Instead, I’ll offer a few reasons why the Conservative MP for North-West Hampshire, Sir George Young, should be trusted with the role.
He’s not afraid to walk the difficult path. In Andover, the centre of his constituency, he disagreed with almost every Conservative in the town on plans for an enormous Tesco warehouse. They generally supported it – he was one of the leaders of the campaign against it. By doing so, he was against those who wanted the jobs, but probably caught the public mood at the time. Perhaps he was guilty of following that public mood for electoral gain, but nevertheless, don’t we need a Speaker who’s in touch with what the public wants right now?
Sir George was one of the first MPs to publish their expenses online. I doubt there are any others who reveal their spending in as much detail as this. In 06/07 he claimed £165 for food, for instance. The one black mark on his record might be that he maxed out his second home allowance for the last two years.
If convention is that the Speakership rotates between someone from the Government benches and someone from the Opposition benches, it really is time for a Tory.
As the Chairman of the Select Committee on Standards and Privileges, he knows how the system works but can’t be blamed for its failings. He’s also a man in tune with the times – he led a campaign to get broadband into rural areas back in 2001.
5) The X Factor
He’s likable. He’s not annoyed anyone on the opposition benches, and he’s a lover of Parliament (theyworkforyou.com says he has well-above average attendance). Yes, he’s a Baronet, and yes he’s what people might call a ‘Grandee’, but he’s also a safe pair of hands, from the right party, at the right time.

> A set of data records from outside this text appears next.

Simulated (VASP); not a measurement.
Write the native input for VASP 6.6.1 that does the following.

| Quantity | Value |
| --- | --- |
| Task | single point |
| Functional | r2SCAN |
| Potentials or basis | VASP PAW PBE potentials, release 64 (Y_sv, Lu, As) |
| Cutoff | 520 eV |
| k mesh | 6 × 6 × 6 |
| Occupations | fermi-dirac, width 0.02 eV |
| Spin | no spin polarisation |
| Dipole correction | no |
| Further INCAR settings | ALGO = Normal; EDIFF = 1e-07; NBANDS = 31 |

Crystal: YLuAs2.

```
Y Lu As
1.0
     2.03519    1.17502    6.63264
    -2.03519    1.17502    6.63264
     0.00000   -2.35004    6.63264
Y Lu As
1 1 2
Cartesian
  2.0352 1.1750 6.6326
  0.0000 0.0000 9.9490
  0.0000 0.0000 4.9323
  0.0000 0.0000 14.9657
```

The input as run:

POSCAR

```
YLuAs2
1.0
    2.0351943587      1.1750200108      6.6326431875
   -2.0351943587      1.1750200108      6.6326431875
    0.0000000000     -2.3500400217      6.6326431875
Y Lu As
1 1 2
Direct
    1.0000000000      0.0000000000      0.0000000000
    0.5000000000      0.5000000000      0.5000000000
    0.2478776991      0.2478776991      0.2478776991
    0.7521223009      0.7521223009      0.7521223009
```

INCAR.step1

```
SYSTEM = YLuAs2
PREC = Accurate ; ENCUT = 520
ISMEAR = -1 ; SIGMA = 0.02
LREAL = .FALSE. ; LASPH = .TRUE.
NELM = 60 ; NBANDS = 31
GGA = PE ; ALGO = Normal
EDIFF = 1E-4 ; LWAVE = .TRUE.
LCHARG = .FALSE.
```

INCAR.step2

P.S. Make of this disclosure what you will, but I lived, for just over a year, in Sir George’s constituency and regularly met with him to do radio interviews. That fact probably colours/informs my judgement somewhat.
May 18, 2009
I think the Speaker of the House of Commons did enough today to cling onto his big green seat.
He was, of course, awful. Woeful. Abysmal. He needed a good showing, and he summarily proved he didn’t know House of Commons rules by getting confused over the technical arcania of substantive motions. I was momentarily transported back to student politics.
But he was nice to Gordon Prentice and Douglas Carswell who did their very best to rile him.
This was out of character, and was the one solitary thing he did today that was different from last week. Hidden in his measured, if stuttered tone was a smidgen of a whiff of a note of change.
The Speaker didn’t give the people (nor the media) what they wanted though. No retirement date. No immediate release of every MP’s expenses. And beyond that faint dram of forced friendliness, no sign of change.
He doesn’t want to go. The PM may want him to go politically, but electorally a by-election in the until-now safe Glasgow North East seat would be disastrous. And a contrived band of Scottish friends, led by the ridiculous Lord Foulkes, don’t want him to go.
All they have by way of weaponry is the sharp sword of convention.
Rarely do five or six people stand up to sixty million and win. In this battle, full of history and precedents, they just might.